After the Bretton Woods agreement collapsed, the rules of balanced budgets no longer applied. During the 80s and 90s, the US could run up deficits as recklessly as it liked, which indeed it did. Having spotted openings in South East Asia, capital flowed at breakneck speed to develop markets where the cost of production would be cheaper than in the West. By the mid to late 90s, it became clear that too much capital was being invested into the Thai economy, and that its emerging export and weak domestic consumer markets couldn’t respond quickly enough. Investors panicked and withdrew their money. In a classic cycle of debt deflation, prices collapsed, firms went bankrupt, profit margins shrunk, unemployment soared and confidence in the South East Asian economy evaporated. The collapse of the baht spread to other Asian economies, which in turn decreased demand in those economies for primary products from Japan, which had struggled with its own overinvestment crisis for a decade already.

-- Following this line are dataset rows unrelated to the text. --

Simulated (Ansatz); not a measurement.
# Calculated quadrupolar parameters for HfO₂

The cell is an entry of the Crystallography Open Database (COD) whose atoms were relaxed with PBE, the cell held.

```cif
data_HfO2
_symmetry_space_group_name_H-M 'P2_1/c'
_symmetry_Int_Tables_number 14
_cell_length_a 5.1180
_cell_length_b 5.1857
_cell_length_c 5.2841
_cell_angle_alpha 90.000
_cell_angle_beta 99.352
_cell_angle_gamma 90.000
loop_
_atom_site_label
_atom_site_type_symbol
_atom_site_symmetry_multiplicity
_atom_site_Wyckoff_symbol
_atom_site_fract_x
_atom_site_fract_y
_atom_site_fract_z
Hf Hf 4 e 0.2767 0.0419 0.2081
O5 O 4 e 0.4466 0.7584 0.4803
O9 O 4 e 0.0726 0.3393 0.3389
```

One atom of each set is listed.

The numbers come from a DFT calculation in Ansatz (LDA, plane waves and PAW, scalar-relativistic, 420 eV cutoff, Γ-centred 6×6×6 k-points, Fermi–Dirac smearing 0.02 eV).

This is where Curtis picks up the story. The IMF offered to bail out the Asian economies, on the condition that they turned themselves into neoliberal economies – i.e. reduce state spending (on infrastructure, welfare etc) and open themselves up entirely to the free market. In other words, they must adopt the very model which had swallowed them up and spat them out. This worked in Thailand, but in Indonesia the dictator-President General Suharto refused to accede to the IMF’s demands. In order to generate a return on investment, US capital depended on temperate economic conditions in Indonesia, and Treasury Secretary Robert Rubin decided there was no alternative but to force Suharto from power.

Curtis intersperses a self-justifying interview with Rubin – who sat on the Boards of Goldman Sachs and Citigroup immediately before and after he became responsible for the US’s financial and monetary policies – with reports of the collapse of Indonesian political and economic life. Rubin repeatedly defends his actions by claiming to act in the interests of the “global economy” – but by global economy, he means the holders of capital, those few, wealthy people who hoped to get wealthier by restructuring Third World economies into profit machines.

Suharto gave in and the IMF agreed to the bail-out loans. But almost instantly, the Indonesian currency collapsed, losing 80% of its value. The same happened in Thailand and South Korea. Why did this happen? Why did huge injections of capital fail to stabilise these tottering economies? Because, as Curtis explains, the money that was paid into Indonesian and Thai and South Korean banks was immediately used to pay back the loans of Western lenders. The loans were never intended to help the countries, only to compensate the American financiers who had over-invested their capital into countries without the stability to withstand such rapid injections. The result was that these countries never saw the IMF loans, their economies collapsed, and their taxpayers were still faced with massive debts to pay back.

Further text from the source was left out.